Senior Data Scientist
CertiK
Data Science
New York, NY, USA
Today, CertiK supports thousands of enterprise clients and Web3 projects globally, with a distributed international team spanning North America, Asia, and Europe. The company is backed by leading investors including Coatue, Goldman Sachs, Insight Partners, and Sequoia Capital, and has been recognized by organizations such as the World Economic Forum and CB Insights for its contributions to blockchain security innovation.
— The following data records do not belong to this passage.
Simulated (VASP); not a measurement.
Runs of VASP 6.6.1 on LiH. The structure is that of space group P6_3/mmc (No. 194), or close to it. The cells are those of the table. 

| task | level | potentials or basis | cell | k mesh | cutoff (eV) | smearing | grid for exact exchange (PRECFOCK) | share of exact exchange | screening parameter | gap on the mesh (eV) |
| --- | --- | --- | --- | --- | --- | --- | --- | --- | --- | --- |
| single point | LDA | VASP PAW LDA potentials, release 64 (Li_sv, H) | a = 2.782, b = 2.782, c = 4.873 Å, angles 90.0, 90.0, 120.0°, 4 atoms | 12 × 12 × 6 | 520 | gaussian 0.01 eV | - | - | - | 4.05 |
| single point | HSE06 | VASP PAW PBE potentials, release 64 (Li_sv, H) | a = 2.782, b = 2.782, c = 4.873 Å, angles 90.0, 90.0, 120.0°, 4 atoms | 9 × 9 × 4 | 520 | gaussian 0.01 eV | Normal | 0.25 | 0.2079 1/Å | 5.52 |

The primary responsibility of this role is to build/maintain ETL pipelines & process large datasets from APIs/databases/third-party platforms to enable real-time team analytics and automate data preprocessing (cleaning/normalization/validation) for client accounts using rule-based logic/statistical checks to ensure data quality & prepare analysis-ready datasets for modeling/reporting.
Responsibilities
- Analyze large-scale blockchain/transactional/social-media datasets to identify patterns/trends/anomalies/risk indicators.
- Develop/apply machine learning models (graph-based algorithms & NLP techniques) for threat detection/behavioral analysis/monitoring.
- Perform feature engineering/model training/testing/validation to ensure accuracy/robustness/interpretability.
- Design/implement scalable data pipelines/ETL processes & CI/CD workflows for ingestion/preprocessing/aggregating blockchain & social media data.
- Create dashboards/visualizations to deliver actionable insights & provide data-driven guidance for strategic planning.
- Collaborate with engineering/product/business teams to translate analytical requirements into scalable data-science solutions.
Requirements
- Master’s degree in Data Science, Statistics, or a related field.
- Sound knowledge of feature engineering/model evaluation/validation & on-chain patterns/risk-analysis/threat-detection methodologies.
- In-depth understanding of blockchain/distributed ledger data structures & analytics.
- Strong ability to apply machine-learning & statistical modeling techniques to large-scale datasets.
- Expertise in analyzing graph/text-based or transactional data.
- Familiar with cloud platforms (AWS/Azure/GCP) & Spark-based distributed-computing systems (e.g., Databricks).
- Proficient in Python, SQL (PostgreSQL/MySQL/NoSQL) & ETL tools (Apache Airflow).
Target annual salary compensation for this role performed is $110,000 to $125,000. The exact compensation at which this job is filled will be determined by the skills and experience of qualified candidates.